Scheduled grease trap pumping in Katy, set to the same clock the city uses.

One contract, one fixed cadence, a manifest waiting in your file every time an inspector asks.

Why quarterly, and why fixed

Houston Code of Ordinances Sec. 47-512(b) requires every grease interceptor inside city limits to be fully evacuated at least once every 90 days. Not roughly. Every 90 days. Restaurants that run their own schedule tend to slip a week here, two weeks there, and that's exactly the gap an inspector's visit lands in. We run your account on a fixed calendar instead of a call-when-you-remember system.

A fixed schedule also protects you from the other trigger in the ordinance: if 25% or more of the wetted height of the trap fills with grease, sediment, or floating material before the 90-day mark, it has to be pumped early regardless of the calendar. Busy kitchens near Cinco Ranch Blvd and LaCenterra fill traps faster during the holiday banquet season. We check wetted height on every visit and move your next date up when the trap earns it, not when it's convenient for us.

Stated limit

We don't do a single one-time pump-out without checking your trap's condition first. If we've never serviced your location, the first visit always includes a wetted-height check, even if you only want one pump.

How the service works

  1. Site check. We measure your interceptor's size and confirm its wetted height so the first quote is real, not a guess.
  2. Cadence set. Most standard 1,000 to 1,500 gallon traps land on a straight 90-day cycle. Higher-volume kitchens (fry-heavy menus, banquet halls) often need a 60-day cycle instead.
  3. Evacuation. Full pump-down to bare walls and floor, not a skim off the top. We scrape solids off the baffle and walls, not just vacuum liquid.
  4. Manifest completed on-site. Your copy goes to your manager before the truck leaves the lot.
  5. Disposal at a TCEQ-authorized facility. The transporter, not you, is on the hook for getting waste to an approved site and closing the loop on the manifest.
  6. Next date confirmed. You get a written date for the next visit, not a "we'll call you."
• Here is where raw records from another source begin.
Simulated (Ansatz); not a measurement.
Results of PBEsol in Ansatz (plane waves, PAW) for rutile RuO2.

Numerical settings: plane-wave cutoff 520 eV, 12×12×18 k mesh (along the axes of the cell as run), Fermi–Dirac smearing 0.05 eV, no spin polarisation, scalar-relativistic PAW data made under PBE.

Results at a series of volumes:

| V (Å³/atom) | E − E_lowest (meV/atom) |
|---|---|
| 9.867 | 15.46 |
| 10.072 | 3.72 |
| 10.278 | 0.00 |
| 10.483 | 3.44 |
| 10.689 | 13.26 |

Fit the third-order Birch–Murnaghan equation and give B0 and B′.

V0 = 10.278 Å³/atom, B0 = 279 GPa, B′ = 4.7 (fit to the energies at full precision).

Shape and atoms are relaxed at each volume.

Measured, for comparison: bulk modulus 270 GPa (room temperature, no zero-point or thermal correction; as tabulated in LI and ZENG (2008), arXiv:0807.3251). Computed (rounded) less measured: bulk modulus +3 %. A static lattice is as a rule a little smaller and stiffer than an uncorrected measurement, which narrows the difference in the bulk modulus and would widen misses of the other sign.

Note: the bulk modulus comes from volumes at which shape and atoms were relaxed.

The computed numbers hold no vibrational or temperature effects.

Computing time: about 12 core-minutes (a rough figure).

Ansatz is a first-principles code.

What makes a trap harder to service

Some accounts take twice as long for reasons that have nothing to do with trap size. Traps buried under a walk-in cooler platform or wedged behind a dish pit add real time to every visit. Undersized lids that were never meant for a vacuum hose slow the crew down and sometimes need a second truck trip for a proper lid replacement. Grease that's been left to cool and harden between visits sets up like concrete near the outlet baffle and has to be broken up by hand before it'll pump. And any trap with a cracked or missing baffle needs a call to your landlord or property manager before we can sign off that the unit is even functioning as designed.

Price and duration

A standard quarterly visit on a 1,000 to 1,500 gallon interior trap runs $225 to $325 per visit under a contract rate, and $275 to $375 as a one-off. Exterior in-ground interceptors run higher because of hose length and traffic control around a parking lot lid: $350 to $500 per visit under contract for the 1,500 to 2,500 gallon range, and $500 to $700 for 2,500 gallons and up. One-off rates on those same two exterior tiers run $425 to $600 and $600 to $850. Most single-trap visits take 30 to 60 minutes on site. Multi-trap kitchens or anything with poor access can run past 90 minutes. See the full pricing table for contract versus per-visit rates by trap size.

The one thing that makes this simple

A single crew services the same accounts week over week. Your trap's history, its trouble spots, and its real cadence live with the person doing the pump, not in a call center that's never seen your kitchen.

90-day baseline cadence Manifest every visit Contract or per-visit

Serving restaurants in Katy, Cinco Ranch, Fulshear, Brookshire, and Richmond. If your kitchen sits outside that radius, call first, we'll tell you straight whether it's a fit.

Questions we get about scheduled service

How do you know what cadence my trap needs?

We measure the tank size and check wetted height on the first visit. A 1,000 gallon interior trap in a moderate-volume kitchen usually holds to 90 days fine. A fry-heavy or banquet kitchen with the same size trap often needs 60 days. We set the real number after we've seen it, not off a chart.

Can I switch from a one-off pump to a contract later?

Yes. A lot of accounts start with one visit so we can both see how the trap fills, then move to a quarterly contract once we know the real cadence. No penalty for switching either direction.

What happens if my trap fills faster than 90 days?

We flag it on the visit report and move your next date up. Sec. 47-512(b) requires evacuation before the 90-day mark once 25% or more of the wetted height is grease, sediment, or floating material, and we'd rather catch that early than have an inspector catch it for you.

Do you serve locations outside Houston city limits, like Fulshear or Cinco Ranch?

Yes. The 90-day city ordinance applies inside Houston limits specifically, but most MUDs and property leases in unincorporated Fort Bend County require a comparable schedule. We'll set your cadence to whatever your lease or district requires.

Do I get paperwork I can show an inspector?

Every visit ends with a completed manifest and a copy left with your manager on site. That's your proof of the pump date, the volume removed, and where it went.